On 25May2014 13:47, Nagy László Zsolt <gand...@shopzeus.com> wrote:
This might be a silly question. Documentation of os.stat:

The exact meaning and resolution of the st_atime, st_mtime, and st_ctime attributes depend on the operating system and the file system. For example, on Windows systems using the FAT or FAT32 file systems, st_mtime has 2-second resolution, and st_atime has only 1-day resolution. See your operating system documentation for details.
So it says that the meaning is platform dependent.

But here is something interesting. Supposedly, os.stat(fpath).st_mtime and os.path.getmtime(path) return the same thing. The documentation of os.path.getmtime says that it "returns the number of seconds since the epoch". And the time module says that "To find out what the epoch is, look at gmtime(0)". And the documentation of gmtime says that it converts the given value to a struct_time *that is in UTC*.

If the above are true, then as far as I can see, the meaning of st_mtime is NOT platform dependent. It always means the number of seconds elapsed since the epoch in UTC.
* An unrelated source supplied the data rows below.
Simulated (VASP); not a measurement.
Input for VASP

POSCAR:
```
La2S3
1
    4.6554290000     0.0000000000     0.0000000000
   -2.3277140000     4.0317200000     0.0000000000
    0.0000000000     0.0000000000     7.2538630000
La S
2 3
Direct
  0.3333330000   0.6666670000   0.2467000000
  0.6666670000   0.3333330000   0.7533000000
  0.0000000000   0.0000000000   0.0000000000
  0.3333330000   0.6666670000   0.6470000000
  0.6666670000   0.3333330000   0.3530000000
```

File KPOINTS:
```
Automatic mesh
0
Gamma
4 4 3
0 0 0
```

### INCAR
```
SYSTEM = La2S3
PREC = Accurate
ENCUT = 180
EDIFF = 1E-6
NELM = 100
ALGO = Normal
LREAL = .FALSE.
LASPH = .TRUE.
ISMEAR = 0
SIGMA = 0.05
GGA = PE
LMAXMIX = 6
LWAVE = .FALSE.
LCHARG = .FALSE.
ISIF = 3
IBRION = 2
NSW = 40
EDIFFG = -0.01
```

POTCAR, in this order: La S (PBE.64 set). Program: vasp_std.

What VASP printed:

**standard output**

You have conflated two things here.

The "offset since the epoch" is a number of seconds since a (platform dependent) epoch: the "start of time" for the OS time counters on that system.

It has _nothing_ to do with UTC.

As far as st_atime and friends go, the epoch itself is platform dependent and so is the resolution (FAT filesystems having lower precision than might seem sane, probably to get a longer time range from a small field).

The field names come from POSIX, which comes from UNIX. The .st_atime etc field names are still presented on Windows to make code more portable. But Windows has a different epoch (UNIX time starts at the beginning of 1 January 1970; that is its "epoch").

The gmtime() function takes the platform dependent offset-from-epoch and gives you a struct_time, which has human friendly date and hours/minutes/etc fields. These necessarily must be in a timezone, and UTC is a common frame of reference and the zone returned by gmtime() ("gmt" means GMT, Greenwich Mean Time, which is close to a synonym for UTC).

Between Windows and UNIX, the differences are the resolution and the epoch.

UTC is not platform dependent and not called so by the doco. That also makes it a useful zone to pass around in some contexts.